APPLETON, Wis. (AP) - The “Metamorphosis” sculpture that disappeared from Houdini Plaza a decade ago has reappeared at a plaza along the Fox River at the south end of the Lawe Street bridge.
“I’m really pleased with the way this has turned out,” Alex Schultz, executive director of Sculpture Valley, told the Post Crescent. “You get sort of this vague, abstract sense that this box is sitting on a stage, and I think it looks great.”
Richard C. Wolter’s “Metamorphosis” is an abstract metal box that is balanced on the point of one of its corners and draped with a padlocked chain. It pays tribute to illusionist Harry Houdini’s famous trick in which he escaped from a chain-bound trunk.
The iconic artwork was donated to Appleton in 1985 by Boldt Development Corp. It anchored Houdini Plaza until 2010, when it was removed because the base was deteriorating. It wasn’t reintroduced as part of the 2013 renovation of Houdini Plaza and had been in storage at the Appleton parks and recreation facility at Memorial Park.
Schultz had been working to get “Metamorphosis” back into public view since 2013.
“It’s good to finally get it done,” he said.
Last summer the Appleton Common Council agreed to give the 20-by-20-foot sculpture a permanent home along the Fox River on a city-owned property acquired for the construction of the Lawe Street Trestle Trail.
The trestle trail will connect to the North Island Trail, cross the Fox River and extend past Eagle Point Senior Living to John Street.
Tom Flick, deputy director of parks, recreation and facilities management, said the trestle trail should open in the next two or three weeks.

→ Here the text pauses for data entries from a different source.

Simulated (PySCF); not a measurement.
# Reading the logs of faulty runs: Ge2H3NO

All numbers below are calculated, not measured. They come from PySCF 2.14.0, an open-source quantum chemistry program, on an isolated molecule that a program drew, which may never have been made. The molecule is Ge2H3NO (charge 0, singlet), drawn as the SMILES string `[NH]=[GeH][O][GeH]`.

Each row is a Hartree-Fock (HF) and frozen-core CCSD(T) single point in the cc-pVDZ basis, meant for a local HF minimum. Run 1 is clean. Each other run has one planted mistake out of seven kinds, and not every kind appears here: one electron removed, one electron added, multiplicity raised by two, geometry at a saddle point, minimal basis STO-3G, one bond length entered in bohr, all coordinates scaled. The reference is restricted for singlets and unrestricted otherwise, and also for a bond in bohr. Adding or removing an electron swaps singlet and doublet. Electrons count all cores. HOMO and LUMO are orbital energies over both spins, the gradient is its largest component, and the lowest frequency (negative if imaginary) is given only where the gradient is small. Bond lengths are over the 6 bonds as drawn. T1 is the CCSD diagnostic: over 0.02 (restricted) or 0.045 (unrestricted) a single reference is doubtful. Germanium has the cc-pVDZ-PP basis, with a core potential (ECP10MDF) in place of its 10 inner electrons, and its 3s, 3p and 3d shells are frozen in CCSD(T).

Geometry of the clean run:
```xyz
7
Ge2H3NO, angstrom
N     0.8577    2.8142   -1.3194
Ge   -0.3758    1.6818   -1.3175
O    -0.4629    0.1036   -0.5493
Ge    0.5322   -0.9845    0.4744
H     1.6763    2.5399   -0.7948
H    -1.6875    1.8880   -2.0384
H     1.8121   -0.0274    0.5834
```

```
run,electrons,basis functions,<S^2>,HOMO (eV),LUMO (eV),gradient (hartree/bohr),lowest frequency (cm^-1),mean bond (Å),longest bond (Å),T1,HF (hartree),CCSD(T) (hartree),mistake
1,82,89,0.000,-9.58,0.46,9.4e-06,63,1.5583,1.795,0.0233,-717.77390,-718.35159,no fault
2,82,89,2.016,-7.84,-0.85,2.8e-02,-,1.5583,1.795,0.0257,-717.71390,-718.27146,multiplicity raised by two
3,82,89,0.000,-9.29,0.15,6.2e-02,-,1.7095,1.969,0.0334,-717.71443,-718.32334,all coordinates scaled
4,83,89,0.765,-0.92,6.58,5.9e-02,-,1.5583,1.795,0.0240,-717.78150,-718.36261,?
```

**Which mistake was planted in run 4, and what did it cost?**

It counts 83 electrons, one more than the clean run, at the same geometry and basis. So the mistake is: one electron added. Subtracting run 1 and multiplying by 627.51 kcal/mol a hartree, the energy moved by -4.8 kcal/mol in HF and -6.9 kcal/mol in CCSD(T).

“It’s probably 90% complete right now,” Flick said. “We’re waiting on some electrical components to arrive for the flashing lights at the pedestrian-bicycle crossing on Lawe Street. That’s a very critical safety measure.”
A column with a refurbished plaque that ties Houdini to the site will be moved to the “Metamorphosis” plaza. The plaque says,
“Near this spot Harry Houdini nearly drowned as a boy. He later said that he was saved only by a heroic effort on the part of one of his playmates. Some historians believe this incident sparked his fascination with escaping from watery graves, one of the trademarks that established Houdini as the world’s greatest escapologist.”
The June 29 installation of the newly refurbished “Metamorphosis” was anything but smooth.
Officials estimated the weight of the sculpture at 5,000 pounds, but a crane suited to lift that load proved to be undersized and set down the sculpture short of its mark.
Tom Boldt, CEO of The Boldt Co., saved the day by donating the use of a larger crane to safely lift the sculpture in place.
“He was here on site just watching it being lifted into place and saw the issue that we ran into,” Flick said. “He graciously said, ‘I’ll get a bigger crane down here ASAP.’ He made it happen.”
Flick said the sculpture was scratched “more than we were hoping for” during the installation. “I’m sure they will have to do some touch-up,” he said.
The cost of the restoration, repainting, concrete work and installation totaled nearly $22,400. The expense was included in the $1.3 million budget for the Lawe Street Trestle Trail.
“Boldt Construction donated the transportation of the monument to the contractor that repaired it and painted it, so we didn’t have those costs for shipping from Appleton to Athens, Wisconsin,” Flick said.
Appleton secured $450,000 in grants to offset the cost of the trestle trail project.